BASICS
This recipe demonstrates ways to query historical snapshots of Apache Iceberg tables.
Time travel to query historical snapshots in Iceberg tables
Every change to an Iceberg table creates an independent version of the metadata tree, called a snapshot. As they are replaced, historical snapshots aren’t deleted immediately because there could be long-running jobs still reading from them. Snapshots are kept for 5 days by default. To learn how to customize snapshot retention, see the recipe on snapshot expiration.
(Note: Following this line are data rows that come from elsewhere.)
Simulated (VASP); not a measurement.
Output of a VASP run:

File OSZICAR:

Before snapshots expire, you can still read them using time travel queries. Time travel queries are supported in Apache Spark and Trino using the SQL clauses FOR VERSION AS OF
and FOR TIMESTAMP AS OF
.
SELECT count(*) FROM examples.nyc_taxi_yellow
-- 2,853,020
SELECT count(*) FROM examples.nyc_taxi_yellow
FOR VERSION AS OF 2188465307835585443
-- 2,798,371
When you use FOR VERSION AS OF
, Iceberg loads the snapshot specified by the snapshot ID. To see what snapshots are available, query the snapshots
metadata table. You can also use this syntax to read from a tag or a branch by name.
SELECT count(*) FROM examples.nyc_taxi_yellow
FOR TIMESTAMP AS OF TIMESTAMP '2022-01-01 00:00:00.000000 Z'
-- 2,798,371
When you use FOR TIMESTAMP AS OF
, Iceberg loads the snapshot that was current at that time, based on the table history. You can inspect table history by querying the history
metadata table.
Time travel to a specific time is convenient, but isn’t guaranteed to use the same snapshot that was read by a given job. Because of clock skew, the timestamp of, say, a log message from one node might be inconsistent with the timestamp another node used to create the commit. When using time travel to reproduce a read, it is best to probe the reader’s log to identify the snapshot ID that was used.